Nowadays, concrete is the most widely used construction material which mainly consists of Portland cement, aggregate and water. For more than 200 years, concrete has been known as a durable and high strength construction material while its formability during its fresh stage results in building different shapes which are otherwise not possible. Due to widespread construction of high-rise buildings, bridges and other concrete structures, there is a growing demand from clients as well as technical requirements for using high-strength concretes in certain applications such as towers.

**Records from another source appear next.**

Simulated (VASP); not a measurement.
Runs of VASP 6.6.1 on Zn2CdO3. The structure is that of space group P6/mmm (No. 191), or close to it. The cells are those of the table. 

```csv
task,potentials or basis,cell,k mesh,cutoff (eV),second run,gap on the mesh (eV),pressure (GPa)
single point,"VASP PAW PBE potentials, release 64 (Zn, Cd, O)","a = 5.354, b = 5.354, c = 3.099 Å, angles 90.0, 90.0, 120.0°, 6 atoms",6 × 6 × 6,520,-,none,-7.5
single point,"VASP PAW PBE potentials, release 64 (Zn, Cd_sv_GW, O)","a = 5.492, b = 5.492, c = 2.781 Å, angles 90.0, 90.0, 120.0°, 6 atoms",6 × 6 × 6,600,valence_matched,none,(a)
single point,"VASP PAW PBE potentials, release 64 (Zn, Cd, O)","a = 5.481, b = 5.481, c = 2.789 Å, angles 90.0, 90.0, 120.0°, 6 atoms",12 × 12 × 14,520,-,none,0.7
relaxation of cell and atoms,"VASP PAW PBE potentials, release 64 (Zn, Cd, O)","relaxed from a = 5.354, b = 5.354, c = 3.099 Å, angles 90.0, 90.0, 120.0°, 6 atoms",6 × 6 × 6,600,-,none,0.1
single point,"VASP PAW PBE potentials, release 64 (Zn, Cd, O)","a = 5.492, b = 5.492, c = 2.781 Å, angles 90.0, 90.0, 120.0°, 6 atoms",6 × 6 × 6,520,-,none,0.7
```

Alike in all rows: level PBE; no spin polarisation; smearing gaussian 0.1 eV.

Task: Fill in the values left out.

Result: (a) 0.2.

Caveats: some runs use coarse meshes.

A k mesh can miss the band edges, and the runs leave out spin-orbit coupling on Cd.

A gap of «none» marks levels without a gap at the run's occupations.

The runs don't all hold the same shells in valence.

However, common belief is that more Portland cement should be used for obtaining a higher strength grade. In other words, producing high-strength concrete is synonymous with higher consumption of Portland cement. But, cement production is a high energy-consuming and polluting process to the extent that Portland cement production, on its own, contributes to over 7% of worldwide greenhouse gases (GHG) which is equal to 1.6 billion tonnes of GHGs. On average, production of each tonne of Portland cement results in releasing one tonne of CO₂. Current average consumption of concrete is about one tonne per year per every living human being. Because of large consumption of concrete and Portland cement as well as its energy-consuming and polluting production process, even small reductions in greenhouse gas emissions per tonne of manufactured concrete can make a significant and positive global impact.
Recent research shows that Portland cement and coarse aggregates have the highest environmental impacts and greenhouse gas emissions. Therefore, any attempt to make concrete more sustainable should firstly focus on these two materials.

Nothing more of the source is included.